Resource Control Benchmarks

Resource control aims to control compute resource distribution to improve reliability and utilization of a system. resctl-bench is a collection of whole-system benchmarks to evaluate resource control and hardware behaviors using realistic simulated workloads.

Comprehensive resource control involves the whole system - kernel subsystems such as cgroup2, memory management, file system and block layer, userspace system components and even the SSD. Furthermore, testing resource control end-to-end requires scenarios involving realistic workloads and monitoring their interactions. The combination makes benchmarking resource control challenging and error-prone. It's easy to slip up on a configuration and testing with real workloads can be tedious and unreliable.

resctl-bench encapsulates the whole process so that resource control benchmarks can be performed easily and reliably. It verifies and updates system configurations, reproduces resource contention scenarios with a realistic latency-sensitive workload simulator and other secondary workloads, analyzes the resulting system and workload behaviors, and generates easily understandable reports.

resctl-bench is a part of resctl-demo suite, which gives a guided tour of various resource control strategies using live scenarios built on the same components. The benchmarks implemented in resctl-bench involve concepts and components which are documented in resctl-demo in depth. For more information on resctl-demo, visit:

https://github.com/facebookexperimental/resctl-demo

Premade System Images

Comprehensive resource control has many requirements, some of which can be difficult to configure on an existing system. resctl-demo provides premade images to help getting started. Visit the following page for details:

https://facebookmicrosites.github.io/resctl-demo-website

For other installation options, visit:

https://github.com/facebookexperimental/resctl-demo

An Example Session

Let's say we want to see how well iocost can protect rd-hashd and designed a bench sequence like the following:

  1. Run hashd-params to determine hashd parameters.
  2. Run protection with iocost disabled to establish the baseline.
  3. Run iocost-params to determine the iocost parameters.
  4. Run protection with iocost enabled and compare the results.

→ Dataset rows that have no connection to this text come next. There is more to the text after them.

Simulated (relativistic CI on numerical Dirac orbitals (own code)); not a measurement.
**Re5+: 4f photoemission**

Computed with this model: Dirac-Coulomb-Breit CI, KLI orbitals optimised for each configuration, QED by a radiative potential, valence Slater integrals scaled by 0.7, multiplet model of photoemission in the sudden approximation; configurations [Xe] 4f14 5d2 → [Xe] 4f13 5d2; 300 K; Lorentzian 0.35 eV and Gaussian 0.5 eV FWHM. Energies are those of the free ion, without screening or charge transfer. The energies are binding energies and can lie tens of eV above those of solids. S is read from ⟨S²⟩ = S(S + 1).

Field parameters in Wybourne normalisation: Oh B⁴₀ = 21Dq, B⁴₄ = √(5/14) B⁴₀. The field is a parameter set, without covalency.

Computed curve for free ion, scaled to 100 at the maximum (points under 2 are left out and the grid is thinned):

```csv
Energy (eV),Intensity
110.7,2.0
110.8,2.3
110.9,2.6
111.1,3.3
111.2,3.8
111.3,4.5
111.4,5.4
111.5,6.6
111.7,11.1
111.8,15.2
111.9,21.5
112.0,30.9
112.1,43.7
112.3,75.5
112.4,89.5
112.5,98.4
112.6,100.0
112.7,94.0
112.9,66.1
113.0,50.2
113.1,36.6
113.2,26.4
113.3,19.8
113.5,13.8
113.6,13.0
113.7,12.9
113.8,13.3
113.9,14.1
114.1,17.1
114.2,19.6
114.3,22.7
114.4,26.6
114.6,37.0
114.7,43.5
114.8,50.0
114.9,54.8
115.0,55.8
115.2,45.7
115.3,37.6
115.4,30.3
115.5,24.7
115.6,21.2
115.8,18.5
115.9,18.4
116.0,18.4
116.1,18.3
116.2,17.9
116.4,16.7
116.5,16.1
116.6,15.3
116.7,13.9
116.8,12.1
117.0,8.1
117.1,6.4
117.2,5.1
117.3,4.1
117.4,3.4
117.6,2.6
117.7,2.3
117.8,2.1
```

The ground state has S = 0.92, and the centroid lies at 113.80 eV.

Assuming the root device is nvme0n1 with the device number 259:0, this maps to:

$ echo '259:0 enable=0' > /sys/fs/cgroup/io.cost.qos $ echo 0 > /sys/block/nvme0n1/queue/wbt_lat_usec $ resctl-bench -r result.json run \ hashd-params:passive=io \ protection:id=iocost-off,passive=io \ iocost-params \ protection:id=iocost-on

Here are the example outputs:

Let's look at the result of the first benchmark - hashd-params.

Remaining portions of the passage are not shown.